After several months of threats, September began with the news that the Russian gas company Gazprom was indefinitely shutting off supplies to Germany - and, consequently, to part of the rest of the EU - through the Nord Stream 1 pipeline. Now, in a race against time in the face of an approaching winter with reduced gas reserves, Berlin is intensifying its efforts to find new energy partners to replace Russian hydrocarbon supplies. Both in the short term, with a view to the coming months, and in the medium and long term, in order to reduce German and European energy dependence and vulnerability.
Against this backdrop, German Chancellor Olaf Scholz has announced a two-day official visit to the Gulf region. Specifically, during the weekend, the German leader - accompanied by a 'top-level business delegation', as government spokesman Steffen Heepstrait said at a press conference - will travel to Saudi Arabia, the world's second largest oil producer after the US, Qatar, the fifth largest gas producer, and the United Arab Emirates, also a key player in the hydrocarbon market.
The first stop on Scholz's tour is expected to be in the Saudi Arabian capital of Riyadh. There, the German leader will meet - for the first time in person since the beginning of his mandate - with Saudi King Salman bin Abdulaziz Al Saud, "if his health permits", and with the Crown Prince and 'de facto' leader of the Kingdom, Mohammed bin Salman. Scholz "attaches great importance to the outcome of these talks", diplomatic sources at the German embassy in Riyadh appeared to explain to Al Arab.
Diplomatic relations between Berlin and Riyadh have been strained since the murder of Saudi journalist Jamal Khashoggi at the end of 2018 in the Wahhabi Kingdom's Consulate in Istanbul (Turkey), which led to a rift between the two countries, and Germany's decision to ban arms exports to all parties involved in the war in Yemen (including Saudi Arabia). These are issues that, in Heepstrait's words, "will certainly be addressed in the talks".

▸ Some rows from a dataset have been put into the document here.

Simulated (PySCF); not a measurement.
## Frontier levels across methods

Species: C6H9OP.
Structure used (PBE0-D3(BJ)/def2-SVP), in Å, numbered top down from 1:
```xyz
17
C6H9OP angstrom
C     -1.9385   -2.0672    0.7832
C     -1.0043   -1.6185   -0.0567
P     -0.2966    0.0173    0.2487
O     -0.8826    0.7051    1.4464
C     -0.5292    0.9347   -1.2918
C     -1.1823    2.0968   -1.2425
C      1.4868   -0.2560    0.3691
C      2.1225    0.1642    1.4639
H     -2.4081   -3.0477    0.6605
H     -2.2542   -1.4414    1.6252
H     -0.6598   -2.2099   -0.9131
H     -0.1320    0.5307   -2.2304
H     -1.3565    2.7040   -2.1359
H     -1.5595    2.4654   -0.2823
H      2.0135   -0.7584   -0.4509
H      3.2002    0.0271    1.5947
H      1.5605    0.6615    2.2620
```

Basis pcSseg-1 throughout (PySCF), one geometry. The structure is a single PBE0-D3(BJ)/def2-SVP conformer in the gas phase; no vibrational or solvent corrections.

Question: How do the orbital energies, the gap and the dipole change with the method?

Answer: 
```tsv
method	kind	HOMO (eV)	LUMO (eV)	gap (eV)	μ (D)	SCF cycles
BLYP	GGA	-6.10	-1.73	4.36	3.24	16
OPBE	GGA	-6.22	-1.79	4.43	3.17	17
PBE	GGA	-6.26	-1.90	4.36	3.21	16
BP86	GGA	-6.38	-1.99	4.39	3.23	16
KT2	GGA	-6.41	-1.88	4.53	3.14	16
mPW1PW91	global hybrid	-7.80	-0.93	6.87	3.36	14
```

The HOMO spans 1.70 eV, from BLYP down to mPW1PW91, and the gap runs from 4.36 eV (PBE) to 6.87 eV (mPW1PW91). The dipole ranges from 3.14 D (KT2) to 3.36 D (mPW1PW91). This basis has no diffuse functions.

In addition, "the energy crisis, the repercussions of the war in Ukraine, [...], the Iranian dossier and the agenda of the next G20 summit, scheduled for November on the Indonesian island of Bali" - said the diplomatic source consulted by Al Arab - will also be present in an agenda of discussions that aims to "correct the course of relations between the two countries".
For his part, Saudi Foreign Minister Prince Faisal Bin Farhan Al Saud has been quick to praise the historic German-Saudi ties in the fields of economy, investment and trade. Cooperation on issues related to the Saudi 'Vision 2030' programme seems to represent a major joint investment opportunity for the Riyadh authorities. Especially in the industrial, cultural, renewable energy and military cooperation sectors.
Scholz's diplomatic tour of the Gulf will come to an end on Sunday after separate meetings with Emirati President Mohamed bin Zayed Al Nahayan and Qatari Emir Sheikh Tamim bin Hamad Al Thani in the morning and afternoon respectively. After which he is expected to return to Germany.
According to German Economy Minister Robert Habeck, during Scholz's stay in the Gulf, Berlin is seeking to conclude several contracts for the import of liquefied natural gas (LNG) to replace Russian supplies - which before the war in Ukraine accounted for 55 per cent of German demand. Specifically, with its Emirati counterpart, which has already this month started sending green hydrogen energy tests to the European country, according to the German economy ministry, in order to "create a hydrogen value chain between Germany and the UAE". "This test delivery lays an important foundation for hydrogen imports in the medium term, which will also be environmentally friendly."
Talks with Doha, meanwhile, appear to have stalled for several weeks now, despite Berlin's efforts to negotiate with one of the world's leading LNG exporters since the start of Russia's "special military operation" in Ukraine in February. These efforts led Habeck to visit the country in March. Qatar plays a complicated role in setting prices and the duration of possible deals, several German government officials have criticised, but this has not excluded the small Gulf state from Scholz's tour.
The fact is that heavy energy dependence - no longer just German, but European - in terms of sources, suppliers and import routes has led Europe to become highly vulnerable to global conflicts and imbalances. Now, technical and infrastructural complications in receiving foreign gas make it difficult to find short-term supplies to cope with a winter without gas.